Build your first SynapseML models
This tutorial provides a brief introduction to SynapseML. In particular, we use SynapseML to create two different pipelines for sentiment analysis. The first pipeline combines a text featurization stage with LightGBM regression to predict ratings based on review text from a dataset containing book reviews from Amazon. The second pipeline shows how to use prebuilt models through the Azure AI Services to solve this problem without training data.
Load a dataset
Load your dataset and split it into train and test sets.
train, test = (
spark.read.parquet(
"wasbs://publicwasb@mmlspark.blob.core.windows.net/BookReviewsFromAmazon10K.parquet"
)
.limit(1000)
.cache()
.randomSplit([0.8, 0.2])
)
display(train)
Create the training pipeline
Create a pipeline that featurizes data using TextFeaturizer
from the synapse.ml.featurize.text
library and derives a rating using the LightGBMRegressor
function.
from pyspark.ml import Pipeline
from synapse.ml.featurize.text import TextFeaturizer
from synapse.ml.lightgbm import LightGBMRegressor
model = Pipeline(
stages=[
TextFeaturizer(inputCol="text", outputCol="features"),
LightGBMRegressor(featuresCol="features", labelCol="rating"),
]
).fit(train)
Predict the output of the test data
Call the transform
function on the model to predict and display the output of the test data as a dataframe.
display(model.transform(test))
Use Azure AI services to transform data in one step
Alternatively, for these kinds of tasks that have a prebuilt solution, you can use SynapseML's integration with Azure AI services to transform your data in one step.

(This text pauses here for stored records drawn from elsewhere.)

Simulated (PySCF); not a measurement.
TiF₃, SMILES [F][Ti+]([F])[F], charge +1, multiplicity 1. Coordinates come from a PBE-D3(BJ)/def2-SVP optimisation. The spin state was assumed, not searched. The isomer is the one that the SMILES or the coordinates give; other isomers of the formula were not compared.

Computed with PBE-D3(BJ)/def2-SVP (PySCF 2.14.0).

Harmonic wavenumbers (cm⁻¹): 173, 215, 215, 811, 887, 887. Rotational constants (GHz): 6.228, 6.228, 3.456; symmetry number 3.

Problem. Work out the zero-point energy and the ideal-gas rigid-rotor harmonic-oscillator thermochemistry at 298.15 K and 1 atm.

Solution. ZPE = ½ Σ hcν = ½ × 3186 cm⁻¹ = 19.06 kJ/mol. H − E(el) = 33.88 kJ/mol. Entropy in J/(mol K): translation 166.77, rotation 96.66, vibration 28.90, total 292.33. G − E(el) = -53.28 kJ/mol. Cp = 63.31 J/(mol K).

from synapse.ml.services.language import AnalyzeText
from synapse.ml.core.platform import find_secret
model = AnalyzeText(
textCol="text",
outputCol="sentiment",
kind="SentimentAnalysis",
subscriptionKey=find_secret(
secret_name="ai-services-api-key", keyvault="mmlspark-build-keys"
), # Replace the call to find_secret with your key as a python string.
).setLocation("eastus")
display(model.transform(test))